You

I was two thirds the way through my pulled pork, (leaning rather heavily into the spicy sauce) haystack onion straws, sweet beans, and dinner roll at an OKC Swadley’s when I chanced to glance up and saw you restocking the salad bar.

At first, I paid you very little mind; I had a flight to catch, and my time was limited.  They said this airport could be bad about time through security and I had never flown through it; I needed to be there soon.

I was nearing the end of my meal when I glanced up again, in your direction.  I took in how deftly you arranged the salad bar.  I had never seen someone take the pain and care you were taking to organize the meat into an attractive display and fluff up the lettuce so that it looked just as fresh as that morning.

Maybe it was the lights on the salad bar display that did it; maybe it was something else.  My eyes were drawn to your arms and hands as you worked. 

At first, I didn’t see what I was seeing.

But then, in a flash, I did.

I saw the compression dressing on your right arm first and thought maybe you were getting over a bout of tennis elbow, although it seemed the dressing was a little too far down your arm for that particular injury.

Next, I saw your left arm and my mind began to coalesce the facts in a sort of abstract way; I was still more concerned about catching my flight.

But then, it all suddenly made sense.

The skin on your left arm wasn’t the right color, and it wasn’t the lighting doing it either.

I looked closer, and saw your left arm wasn’t the right shape either. 

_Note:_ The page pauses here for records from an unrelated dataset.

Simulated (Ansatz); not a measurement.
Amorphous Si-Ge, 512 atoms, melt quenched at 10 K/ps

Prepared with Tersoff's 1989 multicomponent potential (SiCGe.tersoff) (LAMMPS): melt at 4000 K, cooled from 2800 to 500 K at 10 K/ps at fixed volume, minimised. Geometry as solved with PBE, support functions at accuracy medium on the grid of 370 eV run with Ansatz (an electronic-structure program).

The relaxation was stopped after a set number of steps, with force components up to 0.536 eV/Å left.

It was knobby and thin in places where it should have been filled out.

I saw the graft marks where the new skin had been stretched over the burned areas.  I saw the square imprint of skin more tanned than the scar tissue beneath it.

I looked back over to your right arm, and the compression dressing made complete sense now.  It was in the same area on your right arm as the new skin grafting was on your left.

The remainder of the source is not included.